It is not in the interest of either book for me to give any spoilers. It would take too much time, anyway, as the stories don't lend themselves to easy summation. The easiest thing to focus on is the way this author tells a story.
Few horror writers bother with the layered characterizations you encounter in a novel by Caitlín R. Kiernan. Each person you meet is fully fleshed out, good and bad sides both, and some who are nominally the heroes are still revealed as weak and tortured. Daria Parker is a good example - Ms. Kiernan doesn't do anything to make one really sympathize with Daria too deeply - she's not a person you'd probably want to know - perenially angry, confrontational, self-absorbed, prone to talk more with destruction than words at times. Yet Daria is in her heart deeply wounded and the emotion that bears the tide of anger forth is real. You may not like Daria, but you feel her. Her lover Niki comes across for much of Murder of Angels as a kind of classic 'holy fool' - a blithe spirit, befuddled by the danger surrounding her yet persevering. Through both stories Spyder Baxter is the ostinato that beats away under each action taken, the influence, the ghost who haunts and the spinner of the webs that entrap everyone else. She is the most intriguing character, in part because she's become something far different in Murder of Angels than what she was in Silk.
Technically, Silk is the less polished novel - sometimes I felt a little bogged down by the writer's gift for florid, tactile descriptions, and wished for things to just move along a bit faster. In Murder of Angels the prose is no less poetic, but Ms. Kiernan has matured as a novelist, and the story is in motion from the very first, moving at a satistfying and sometimes thrilling pace.

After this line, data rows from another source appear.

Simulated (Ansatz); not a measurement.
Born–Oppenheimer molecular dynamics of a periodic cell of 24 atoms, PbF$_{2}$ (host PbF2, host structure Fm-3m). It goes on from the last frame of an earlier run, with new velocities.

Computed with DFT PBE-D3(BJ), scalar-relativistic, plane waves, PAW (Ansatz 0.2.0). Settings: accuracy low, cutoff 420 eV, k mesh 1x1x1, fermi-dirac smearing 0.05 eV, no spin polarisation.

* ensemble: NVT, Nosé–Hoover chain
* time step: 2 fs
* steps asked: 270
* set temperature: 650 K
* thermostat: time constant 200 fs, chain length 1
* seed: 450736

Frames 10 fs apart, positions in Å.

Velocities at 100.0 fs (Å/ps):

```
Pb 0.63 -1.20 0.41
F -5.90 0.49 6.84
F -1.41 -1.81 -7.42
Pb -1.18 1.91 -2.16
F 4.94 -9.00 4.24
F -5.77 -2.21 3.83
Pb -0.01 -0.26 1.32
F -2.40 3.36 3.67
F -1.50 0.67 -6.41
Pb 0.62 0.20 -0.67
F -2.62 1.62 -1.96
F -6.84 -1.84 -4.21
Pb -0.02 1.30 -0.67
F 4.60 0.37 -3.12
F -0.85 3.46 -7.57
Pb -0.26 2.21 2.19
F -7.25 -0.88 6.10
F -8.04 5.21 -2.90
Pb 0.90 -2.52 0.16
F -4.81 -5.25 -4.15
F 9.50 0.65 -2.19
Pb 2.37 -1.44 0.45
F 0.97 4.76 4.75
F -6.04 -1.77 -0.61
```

Honestly, the end of Murder of Angels was puzzling to me. There was less denouement than I expected. Because of the vividly realized other world the author created I had to wonder if the story arc had really come to an end after all. I've seen no mention of a third book continuing this story line, but it's easy to imagine Caitlín R. Kiernan wanting to delve further into this fantastic world she's constructed and live a little while longer with these characters, particularly the enigmatic, mystic Spyder Baxter.